A dearth of skilled manufacturing workers and increasing pressure to innovate quickly are two key factors threatening future growth for manufacturers worldwide, according to a report by the World Economic Forum and Deloitte Touche Tohmatsu Ltd.
About 10 million manufacturing jobs worldwide are vacant because of a growing skills gap, the report stated.
"In the race to future prosperity, nothing will matter more than talent," said Craig Giffi, Deloitte vice chairman and co-author of the "The Future of Manufacturing: Opportunities to Drive Economic Growth" report released April 25.
Manufacturers in developed countries are having difficulty finding highly skilled workers, such as engineers, while companies in emerging economies are struggling to fill skilled production jobs, Giffi said.
The report cited a 2011 Manpower survey that showed 34% of global employers reported difficulty filling jobs because of a talent shortage. Employers in Japan, India, Brazil and the United States were the most likely companies to report problems identifying skilled workers.
Manufacturers that can overcome the skilled-worker challenge will rise above their global competitors, Giffi said.
Companies are collaborating with educators to reduce the impact of the talent shortage, according to the report.
This includes skills certification efforts by organizations such as the National Association of Manufacturers' Manufacturing Skills Certificate System and a program in India led by an IT outsourcing company to train aerospace and mechanical design engineers.
Manufacturers will also need to innovate at an accelerated pace to stay ahead of competitors.
Research and development spending is a critical component of innovation growth. But other socioeconomic factors, including education, infrastructure and policy, will impact future innovation.

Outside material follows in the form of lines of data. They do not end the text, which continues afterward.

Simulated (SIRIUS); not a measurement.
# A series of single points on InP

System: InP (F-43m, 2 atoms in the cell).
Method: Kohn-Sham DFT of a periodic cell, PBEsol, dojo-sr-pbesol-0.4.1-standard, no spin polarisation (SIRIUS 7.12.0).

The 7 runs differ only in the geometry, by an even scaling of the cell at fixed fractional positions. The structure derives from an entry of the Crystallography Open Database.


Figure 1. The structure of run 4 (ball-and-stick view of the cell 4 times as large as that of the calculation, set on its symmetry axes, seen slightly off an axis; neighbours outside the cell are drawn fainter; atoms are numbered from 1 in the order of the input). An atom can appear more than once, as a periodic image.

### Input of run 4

Policies that encourage R&D investment by focusing on such areas as patent processing, tax code and intellectual property protection will encourage more innovative developments, the report said.
The most successful countries will fund R&D initiatives that align with the nation's strategic priorities. China, for instance, is making significant investments in sectors that are critical to the nation's development, including biotech, energy efficiency and next-generation information technology.
Developing and attracting highly skilled researchers and engineers will also impact manufacturers' ability to innovate.
Companies considered more innovative grew their net income about two times faster than their "non-innovative counterparts" between 2006 and 2010, said John Moavenzadeh, senior director for Mobility Industries at the World Economic Forum.
"Meanwhile, countries that are more successful at fostering innovation performed better when it comes to both gross domestic product and GDP per capita," he said.